Navy looks to private industry for help with data center consolidation
New technologies, management techniques offer increased efficiency, flexibility
- By Henry Kenyon
- Apr 20, 2012
Like the rest of the Defense Department, the Navy has been very concerned with streamlining its information technology infrastructure for both cost and efficiency reasons. A major part of this effort is data center consolidation—shutting down excess and underused data centers and getting more bang for the buck out of the remaining facilities. How the sea service is approaching this process and what lessons and help it can draw from private industry was discussed by a panel of experts at the Navy League’s Sea, Air, Space exposition on April 18.
Industry must be more involved in helping the Navy manage its data center consolidation, said Janice Haith, the service’s director of assessments and compliance.
Consolidation is necessary because the Navy “has lots of rice bowls”—lots of offices and departments that want to hang onto their data—she added, noting that this is a cultural issue that the service needs to overcome. But the Navy also wants to become more efficient in how it manages its IT assets and looks to commercial firms such as Google as examples to emulate, she said.
Security also remains a concern. From a technology perspective, the Navy has slightly different data environments due to varying classification levels, said Rear Adm. Matthew Klunder, chief of Naval Research and director of Test and Evaluation Technology Requirements. One technology that could really help the service’s data consolidation efforts is multicore processing. If processing power can be increased, the Navy will be able to do more with fewer data centers, he said.
But the service does not necessarily want raw power alone, Klunder added. Data throughput does not always have to be at 100 percent because sometimes there are tactical reasons to move data down smaller pipes, he said. However the use of smaller pipes requirement creates a need for analytics and other technology to help manage the data, he said.
There are 150 data centers currently in the Navy. It is a value proposition to get data to individual warfighters without the need to support underused centers, Haith said. Another consideration is the Navy’s at-sea data capability. The service just awarded the CANES contract and one of the service’s requirements is for no latency in moving data between shore-based data centers and ships, she said.
What the Navy needs as part of its data center consolidation efforts is more bandwidth and processing power, Klunder said. But these capabilities need to be coupled with data security and assurance systems, he added.
There are many commercial technologies that can be applied to the Navy’s needs, Klunder said. He noted that he recently met with industry representatives to discuss new technologies that the Navy could use. This is a “win-win” situation where industry expertise helps meet Navy needs, he said.

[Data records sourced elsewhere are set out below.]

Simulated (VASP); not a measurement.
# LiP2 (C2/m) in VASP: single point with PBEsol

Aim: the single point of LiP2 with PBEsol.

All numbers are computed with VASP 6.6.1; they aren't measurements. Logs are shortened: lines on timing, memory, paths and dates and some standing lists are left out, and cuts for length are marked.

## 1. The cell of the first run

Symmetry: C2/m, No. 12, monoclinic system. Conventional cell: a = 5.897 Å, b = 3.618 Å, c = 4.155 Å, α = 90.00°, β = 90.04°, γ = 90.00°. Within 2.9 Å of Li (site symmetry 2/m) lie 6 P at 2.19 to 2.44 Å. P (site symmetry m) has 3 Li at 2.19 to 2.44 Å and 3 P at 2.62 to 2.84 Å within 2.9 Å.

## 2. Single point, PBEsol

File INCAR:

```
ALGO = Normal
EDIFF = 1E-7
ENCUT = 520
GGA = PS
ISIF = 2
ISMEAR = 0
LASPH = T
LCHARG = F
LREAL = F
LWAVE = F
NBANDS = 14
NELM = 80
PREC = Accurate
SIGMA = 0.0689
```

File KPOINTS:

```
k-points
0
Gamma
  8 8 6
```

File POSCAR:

Besides looking at technology, like all federal agencies the Navy must also follow regulations. This can be a challenge because regulations are constantly evolving, said Michele Weslander Quaid, Google’s chief technology officer for federal markets and innovation evangelist. Observing that regulation should cover outcomes, not technology, she said that this approach also helps to avoid vendor lock-in and outdated security models.
There is also CNA responsibility, Quaid said. To help out, industry has to move data to the cloud to provide anywhere, anytime accessibility. There is also a need to move security to the data itself, not the device. The same technology used to protect intellectual property can defend email and networks, she said.
Many agencies do not have a clear understanding of their baselines and data, said Johnny Barnes, chief technology officer with IBM Global Business Services Public Sector division. IBM needed to get a clear understanding of its technology before setting up its own virtualization and data consolidation efforts, he said.
There is a lot of technology available now that allows organizations to better understand their networks before they begin consolidation efforts, Barnes said. One challenge of consolidation and driving savings from efficiencies is being able to track costs to ensure that the savings will be there, he said.
Henry Kenyon is a contributing writer for Defense Systems.